- The Washington Times - Thursday, August 23, 2001

The D.C. Inspector General's Office has uncovered a scheme in which police officers and towing companies collaborate to illegally confiscate cars and charge victims exorbitant storage fees.

The Metropolitan Police Department yesterday began an internal investigation into the report's findings, Executive Assistant Police Chief Terrance W. Gainer said.

Chief Gainer said the Office of Professional Responsibility has "for some time" been investigating some of the problems named in the report, which was issued in March. Department officials also are using the findings "to see if there are ways we can improve our business practices," he said.

In the report, titled "A Review of the District of Columbia Towing Regulations and Its Enforcement," investigators for D.C. Inspector General Charles C. Maddox cited instances in which officers violate D.C. law and department rules by arranging for illegal towing, not notifying car owners and having a financial stake in towing companies.

Illegally towed vehicles disappear in sparsely regulated private impound lots, leaving owners without cars and insurance companies with large bills, according to a copy of the report obtained by The Washington Times.

The report does not specify how many officers were involved in the scheme. Chief Gainer said no one has been disciplined because the investigation has just started.

Investigators found that some police officers and civilian employees used their positions of authority to further their private towing companies. For example, one civilian police employee towed cars to a police building during his shift, then used his private towing truck to impound the vehicles after work.

One officer working security at an apartment complex ordered cars towed by a towing company he was associated with. The officer, who later resigned, also was seen driving a private tow truck while in uniform.

Some officers and tow truck drivers collaborated to tow legally parked cars, the report said.

At the request of a tow company owner, one officer responded to a McDonald's parking lot outside his patrol area to issue infractions, and three waiting trucks took the cars away while the owners helplessly watched, investigators reported.

In another variant of the scheme, some officers at accident scenes or who recover stolen cars directly call tow trucks instead of waiting for dispatchers to send a contractor's tow truck, investigators found.

As a result, no record of the tow is kept and the company can keep the car to rack up storage fees.

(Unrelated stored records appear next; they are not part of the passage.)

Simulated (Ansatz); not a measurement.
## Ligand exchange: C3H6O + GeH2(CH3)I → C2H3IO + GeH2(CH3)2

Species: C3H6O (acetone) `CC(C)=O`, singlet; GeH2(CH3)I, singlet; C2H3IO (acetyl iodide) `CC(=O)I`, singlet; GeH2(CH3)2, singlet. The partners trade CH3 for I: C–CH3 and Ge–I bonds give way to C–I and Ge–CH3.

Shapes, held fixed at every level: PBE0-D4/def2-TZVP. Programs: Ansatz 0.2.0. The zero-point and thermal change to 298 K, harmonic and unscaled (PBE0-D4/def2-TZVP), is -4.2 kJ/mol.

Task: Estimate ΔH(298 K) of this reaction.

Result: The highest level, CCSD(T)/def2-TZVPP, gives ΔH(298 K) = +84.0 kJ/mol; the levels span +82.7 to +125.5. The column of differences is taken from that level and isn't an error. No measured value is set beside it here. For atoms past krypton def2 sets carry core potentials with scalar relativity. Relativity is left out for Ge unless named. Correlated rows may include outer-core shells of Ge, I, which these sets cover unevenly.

The report did not mention whether these officers receive kickbacks from the companies they help.

Police agencies in the area have uncovered similar schemes involving law enforcement officers, but "it's kind of rare," said Metro Transit Police Sgt. James Holmes, who is a director of the International Association of Auto Theft Investigators.

"It's rare that police are involved in some type of internal corruption, but it has happened in the past in D.C. and in the outlying jurisdictions," Sgt. Holmes said.

The report found that while some officers broke D.C. laws and department rules in their work with towing companies, others just did not properly enforce towing regulations.

In addition to the towing scheme, the report criticized the Metropolitan Police Department's system for documenting and tracking recovered stolen vehicles as "antiquated and not functional."

The department's database holds only 15 of the 17-digit vehicle identification number.

Even worse, "more than half of the numbers were either entered incorrectly or not entered at all," the report states.

"As a result of officers failing to notify owners, owners have often gone months without a vehicle and are faced with a large tow and storage expense," according to the report.